Why Lu Loves the Valley
Sometimes it’s hard to live in a city and feel comfortable with people all of the time but the people of The Valley are some of the nicest folks I’ve ever met. They remind me of the people I grew up with. They have families and regular jobs and the majority of the people who live in The Valley do so because they were born here and grew up here. I was born and raised in the South and, growing up, often heard stereotyped descriptions of Southerners, as a whole, such as, “People from the South are racist, redneck, backwards, ignorant, Bible-thumping dumbasses” or “You mean, they smoke pot in Arkansas?” I would often find myself explaining to “ignorant yankees” that each Southern state carries with it its own brand and flair, not all Southern accents are the same and not every Southerner has had the same “raisings.”

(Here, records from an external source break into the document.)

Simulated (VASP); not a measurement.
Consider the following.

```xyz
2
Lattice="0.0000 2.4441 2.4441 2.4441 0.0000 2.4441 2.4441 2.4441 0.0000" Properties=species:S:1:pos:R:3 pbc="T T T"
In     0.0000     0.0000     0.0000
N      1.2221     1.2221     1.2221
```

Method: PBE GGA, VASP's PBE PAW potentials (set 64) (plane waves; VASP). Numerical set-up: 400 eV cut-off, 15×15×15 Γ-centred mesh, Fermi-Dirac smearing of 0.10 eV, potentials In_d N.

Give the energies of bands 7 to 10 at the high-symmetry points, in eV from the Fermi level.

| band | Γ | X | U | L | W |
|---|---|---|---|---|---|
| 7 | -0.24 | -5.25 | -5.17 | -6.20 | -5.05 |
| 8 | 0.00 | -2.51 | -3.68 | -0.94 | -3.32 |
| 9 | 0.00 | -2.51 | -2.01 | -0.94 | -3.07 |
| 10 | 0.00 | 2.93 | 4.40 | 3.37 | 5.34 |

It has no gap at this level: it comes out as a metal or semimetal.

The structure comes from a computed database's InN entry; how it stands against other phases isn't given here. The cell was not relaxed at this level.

Like the South, Los Angeles is often stereotyped but, in reality, it’s an extremely diverse, richly cultural city boasting different “towns.” I came out to Los Angeles in the fall of 1984. During the next six years I lived in various neighborhoods including Silver Lake, Los Feliz, Atwater and Burbank. Being the rambling woman that I was back then, I tried out Nashville for a while but, happily, moved back to Los Angeles in 2001. After I returned, I moved around from Burbank to North Hollywood and then to Silver Lake. But when it came to deciding where I wanted to live, if I could live anywhere in Los Angeles, I chose the neighborhood of Studio City, in The Valley.
Some people ask me why and I do my best to explain. Mainly, it’s a feeling of comfort that I get here. For me, it’s the best of both worlds. It’s just over the hill from the whirlwind of Hollywood and yet it offers privacy and a kind of sanctuary for me. I live in a rambling, mid-century house on a hill surrounded by trees and every type of plant imaginable. I share this space with lizards, spiders, ants, mice, raccoons, possums, coyotes and even deer. And yet, just a few minutes away I’m on the Boulevard amid the hubbub of the city. Part of The Valley used to be ranch country, at one time. Some people remember riding horses in Encino. Many of the houses were built in the ‘50s and there is still a feeling in the air harkening back to that time. For those of us who grew up with cowboy hats, metal lunch boxes, Andy Griffith and knotty pine walls, this is a place that still carries a certain aura of nostalgia. There are areas around here that haven’t changed much since those days and people who haven’t changed much either. Like the 70-year-old woman behind the checkout counter who regularly has her nails and hair done, in the same style she did 40 years ago. Or the elderly couple who have been happily married since high school and meet every Friday night at Bob’s Big Boy in North Hollywood to enjoy milkshakes and take in the vintage car show, an exciting, regular Friday evening event.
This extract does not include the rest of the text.